Chapter 03API Designmedium17 min read

The API Surface

Good API design is taste expressed in URLs, payloads, and status codes. You already know what bad feels like from the consumer side.

Study window · Weeks 09–12

You've consumed thousands of APIs. You know the pain of one that returns different shapes for the same thing, or makes you call it five times to render one screen. This chapter is about being on the other side of that and not inflicting the same pain on the next developer.

REST, done right

REST isn't a protocol. It's a set of conventions for using HTTP consistently. The core ideas:

  • Resources are nouns, named by URLs: /users, /orders/42.
  • Verbs are HTTP methods: GET reads, POST creates, PUT replaces, PATCH partially updates, DELETE removes.
  • GET is safe (no side effects) and idempotent (calling it many times is the same as once). PUT and DELETE are idempotent but not safe. POST is neither.
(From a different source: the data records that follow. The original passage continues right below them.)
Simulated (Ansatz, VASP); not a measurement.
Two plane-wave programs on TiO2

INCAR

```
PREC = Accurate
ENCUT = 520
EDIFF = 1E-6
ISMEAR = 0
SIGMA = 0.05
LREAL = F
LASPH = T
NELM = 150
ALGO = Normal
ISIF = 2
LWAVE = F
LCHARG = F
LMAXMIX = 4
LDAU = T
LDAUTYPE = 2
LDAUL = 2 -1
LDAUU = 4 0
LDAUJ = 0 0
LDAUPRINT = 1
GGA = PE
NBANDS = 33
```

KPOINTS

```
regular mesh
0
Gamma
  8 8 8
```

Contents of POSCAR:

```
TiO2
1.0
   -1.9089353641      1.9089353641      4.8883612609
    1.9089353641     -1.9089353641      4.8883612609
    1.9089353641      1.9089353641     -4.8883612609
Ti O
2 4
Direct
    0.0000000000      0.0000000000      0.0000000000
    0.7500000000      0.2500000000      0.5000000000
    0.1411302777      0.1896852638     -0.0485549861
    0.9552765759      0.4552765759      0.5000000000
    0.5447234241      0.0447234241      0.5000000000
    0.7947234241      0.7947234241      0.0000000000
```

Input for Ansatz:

A clean set of routes for one resource looks like this:

GET /userslist users
POST /userscreate a user
GET /users/42fetch one
PATCH /users/42partial update
DELETE /users/42remove
GET /users/42/ordersorders belonging to user 42
The same resource, different methods, predictable behaviour.

Keep your error responses consistent too. The application/problem+json standard gives you one shape for every error: a title, a status, a human-readable detail, and a type the client can branch on. One shape everywhere beats a different error body per endpoint.

On versioning, the most common option is putting the version in the URL (/v1/users). It's not clever, and that's the point. The real discipline isn't the strategy, it's the promise: once a version is public, you add fields but never remove them. Deprecate, announce a date, then retire.

REST vs GraphQL vs tRPC vs gRPC

REST

The default for public APIs. Wide tooling, cacheable at the HTTP layer, easy to poke at with curl. The downside is that clients often need several requests to assemble related data, or get more than they asked for.

GraphQL

Clients ask for exactly the fields they want from one endpoint. Solves over- and under-fetching when many clients have very different needs. The cost is server-side complexity: query-depth limits, the N+1 problem, per-field authorization, and harder caching.

tRPC

TypeScript only. Your server defines procedures with types, and your client calls them like local functions with full type safety and no code generation. Excellent for a monorepo where one team owns both ends. Not for public APIs, since clients must be TypeScript.

gRPC

A binary protocol over HTTP/2 using Protobuf schemas. Fast and schema-enforced, the standard for service-to-service traffic at scale. Browsers can't speak it directly without extra tooling.

How to pick

REST for public and most internal APIs. tRPC for a TypeScript monorepo with one owning team. GraphQL when many client teams have very different data needs and you can afford the operational overhead. gRPC for service-to-service in a high-performance backend.

Authentication, from the protocol level

Authentication answers "who are you." Two approaches dominate.

Sessions. The server stores a session (user ID, expiry) and hands the client an opaque ID, usually in a cookie. The client sends it back each request; the server looks it up. Easy to revoke (delete the row), but the server has to store and look up every session.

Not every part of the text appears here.